Distribution of the sum of many lognormal random numbers from same distribution

1.6k Views Asked by At

In my application I have to sum up a lot (between 1000 and 2000) lognormally distributed random numbers and use their sum. All random numbers that I sum up follow the same distribution. The current bottleneck is the random number generation, so instead of generating one thousand random numbers and summing them together, I would like to create one number that follows the distribution of the sum of one thousand random numbers of a certain lognormal distribution. I have looked at approaches that describe the distribution of the sum of lognormals, but I did not find any that works for a large amount of summands.

So I remembered that the sum of two random numbers $x_1$ and $x_2$ follows a distribution $f(x)$ whose probability density function (pdf) is the convolution of the pdfs of the summands (See this reference for example.)

I convolve the pdf of the original distribution with itself several times. I do this recursively to avoid long computation times, like this (Matlab code):

% Define lognormal disribution
mu = 0;
sigma = 1;
% create pdf
maxx = 10;
fsteps = 10000;
x = linspace(0.0000001,maxx,fsteps); 
f = 1./(sqrt(2*pi)*sigma*x) .* exp( -((log(x)-mu).^2)./(2*sigma^2)  );
% normalize
f = f / sum(f);
% convolve with itself
f = conv(f,f); % distribution of sum of 2 
f = conv(f,f); % distribution of sum of 4
f = conv(f,f); % distribution of sum of 8
f = conv(f,f); % distribution of sum of 16
f = conv(f,f); % distribution of sum of 32 
f = conv(f,f); % distribution of sum of 64 
f = conv(f,f); % distribution of sum of 128 

The pdf $f(x)$ converges to something close to a Gaussian. This is no big surprise, because that is what I had expected when convolving a positive signal with itself several times. (see also Steven W. Smith: "The Scientist and Engineer's Guide to Digital Signal Processing", p. 135)

But if I look at the distribution of the sum of 128 lognormal random numbers from the same distribution, it does not look like a gaussian. I do it like this (includes comparison to plot of convolution product):

N = 1000000; % use a buffer of one million random numbers
r = zeros(N,1);
% sum 128 buffers of lognormally distributed random numbers together
for i = 1:128 
    r = r + exp(mu + randn(N,1) * (sigma));
end
% Plot histogram and convolution product
% Calculate resolution of original pdf
xRes = maxx / fsteps;
% Apply resolution to indices of convolution product
xf = (1:numel(f)) * xRes;
% ... and use x-coordinates of conv. product as bin centers
h = hist(r,xf); 
hold off;
plot(xf,h / max(h));
hold all;
plot(xf,f / max(f)); 

But the histogram (blue) looks skewed and its peak is not at the same location as the peak of the pdf (green) calculated by convolution (see image below).

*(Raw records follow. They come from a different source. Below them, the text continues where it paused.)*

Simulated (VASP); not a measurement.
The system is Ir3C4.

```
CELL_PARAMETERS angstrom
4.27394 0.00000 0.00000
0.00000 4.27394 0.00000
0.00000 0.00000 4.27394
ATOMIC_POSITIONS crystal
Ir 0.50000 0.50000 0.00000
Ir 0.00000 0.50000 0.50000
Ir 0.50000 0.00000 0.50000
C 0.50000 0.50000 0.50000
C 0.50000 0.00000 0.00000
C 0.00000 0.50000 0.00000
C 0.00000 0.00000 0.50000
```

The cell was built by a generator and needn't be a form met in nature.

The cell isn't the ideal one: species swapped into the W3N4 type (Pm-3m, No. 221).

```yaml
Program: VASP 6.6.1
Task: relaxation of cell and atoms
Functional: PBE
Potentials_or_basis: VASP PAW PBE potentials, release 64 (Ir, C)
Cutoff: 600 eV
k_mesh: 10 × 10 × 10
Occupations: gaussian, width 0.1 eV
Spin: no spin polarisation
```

Histogram and PDF of sum of lognormal random numbers

I tried to use a bigger resolution for the pdfs I convolve, because I suspected that especially the resolution for the left part of the curve might be to low, but that did not change anything. I also tried to use random numbers from random.org (they are generated from atmospheric noise) to make sure that there is no problem in the random number generation. (I used the Box-Muller transform to create normally distributied random numbers from uniformly distributed random numbers.), but results were still the same. And I tried to increase the accuracy of the calculation of the sum (using a multi-precision library for matlab), but that did not change anything either.

My question is: Why are the two not the same?

1

There are 1 best solutions below

0
On

If it's any consolation, I struggled with this question for a few hours. The solution is strikingly simple.

The source of the mismatch lies in the initial declaration of x, specifically the upper bound. If you extend the upper bound from 10 to 100 (even possibly less) in this example, you will see a much better agreement between the convolution (green) and the randomly generated array (blue).

Conceptually, it makes sense as well. By limiting x to 10, you are excluding potentially very large values, which ,although occur very rarely, can have a significant impact when they do.

Due to my computer's limitation, I replicated a much smaller version of your code, but I am fairly confident that was the source of error.